It’s about time….

July 23rd, 2008 by dianpalupi07

It’s about time to move forward.

I read a sign, a clear one.

God’s love is above of all….no boundaries….can not be separated by time, space, or other ‘label’ created by human.

Sometimes, what I want is not the best as God plan for me.

"Ikhlas" is the right word to accept everything without doubt as long as that is God’s way.  No question, just accept.

I never know what’s gonna happen in the future, but I know one thing for sure…. that God never leaves me….

It’s looks like a deadlock, a closed door.  But actually it’s not a locked door.  It seems closed but I can open it with help of someone that I can rely on.  The one that direct me to find the high way.

Bismillahirohman nirrohim… I move forward.

Jakarta, 24 July 2008

Hiding behind the shadow……

April 6th, 2008 by dianpalupi07

Dianmar08 It’s been awhile…..

I’ve been keeping my distance to everyone….. and cover all my feeling, so nobody knows what’s have been going in my life….

I try to find a peace place in my heart… in my own world… and try to figure out what should I do best…

Is it right?  I don’t know…. 

I’m hiding in the shadow… and keep hiding…. until I find my truly answer….

This is my life… this is my future….

I don’t regret anything happen in the past, because I grateful in everything He gives me….

I just need a little more time…. time to be alone…. and find the right answer for everything.

God, I know You’ve been there for me…. always….

(in the near future I’ll awake and come out from this shadow…. I hope it won’t surprise everyone….)  Jakarta, 7 April 2008

Double Rainbows !!

January 13th, 2008 by dianpalupi07

Walking on the beach in the morning….. feeling the seabreeze touching my hair….

My bear feet leaving foot prints along the shore….

Looking up ahead in the distance…. there is a peaceful sea with friendly waves that coming to the shore and washing my feet along the way….

In the sky….I see a double rainbows!!  Wow…..

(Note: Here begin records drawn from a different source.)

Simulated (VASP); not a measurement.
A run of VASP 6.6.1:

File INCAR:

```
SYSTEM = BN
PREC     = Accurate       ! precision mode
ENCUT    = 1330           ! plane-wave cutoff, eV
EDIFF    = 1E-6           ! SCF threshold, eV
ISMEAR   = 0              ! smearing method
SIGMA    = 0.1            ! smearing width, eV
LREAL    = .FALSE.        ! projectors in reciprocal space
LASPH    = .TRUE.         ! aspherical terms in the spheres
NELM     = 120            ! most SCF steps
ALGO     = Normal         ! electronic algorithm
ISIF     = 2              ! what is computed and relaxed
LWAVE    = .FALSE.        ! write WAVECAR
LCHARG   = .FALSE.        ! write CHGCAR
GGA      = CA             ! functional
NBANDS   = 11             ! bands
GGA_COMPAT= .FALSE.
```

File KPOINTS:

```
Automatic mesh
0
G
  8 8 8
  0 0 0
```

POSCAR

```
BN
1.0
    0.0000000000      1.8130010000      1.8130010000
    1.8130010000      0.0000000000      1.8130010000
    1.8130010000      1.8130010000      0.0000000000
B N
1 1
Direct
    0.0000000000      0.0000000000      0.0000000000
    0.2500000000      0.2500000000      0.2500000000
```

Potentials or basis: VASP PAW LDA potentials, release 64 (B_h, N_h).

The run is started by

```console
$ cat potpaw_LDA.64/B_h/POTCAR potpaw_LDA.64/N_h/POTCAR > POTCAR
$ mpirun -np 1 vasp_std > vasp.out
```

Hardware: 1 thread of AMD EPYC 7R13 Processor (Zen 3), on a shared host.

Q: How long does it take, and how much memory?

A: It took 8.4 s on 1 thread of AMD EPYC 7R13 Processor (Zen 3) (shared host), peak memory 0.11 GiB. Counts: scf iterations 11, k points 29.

They are really really beautiful…..magnificient….

One rainbow is unbelieveble beautiful….how about double ones?  It’s an unlasting blessed, an unlasting love,….

The wind, the clouds, the trees, the waves, the sand, and everything is smiling and thankful for Allah’s blessing for the day.

I feel so blessed.  I feel so grateful. I feel so happy.  I feel so great.  That’s because of Allah’s love.

Thank you Allah, for sending me your guardian angel, to guard me, to protect me, to be always beside me, in every step I make.

Thank you for showing me the right way…..

I see a double rainbows…..it’s a miracle….

Rainbow

November 9th, 2007 by dianpalupi07

I see a rainbow today…. in the sky….although it’s only my imagination.

But, I’m very happy to see it.  All the colours are bright and shine as their transferring a joy and happiness into my heart.

Thank you God, thank you my Lord, thank you Allah the Almighty.

This rainbow has vanished all shadows in my heart and has taken away all my sadness.

I’m ready for another journey.

I left everything behind and focus to the future.

Everyday is a new blessing day.

I’m happy because I have You. 

Thank you my Lord, for sending me angels to cheer me up everyday, their transformation are vary…. but… I always know that they are coming from You.

There is a rainbow in the sky…

There is a rainbow in my heart…

Thank you my Lord.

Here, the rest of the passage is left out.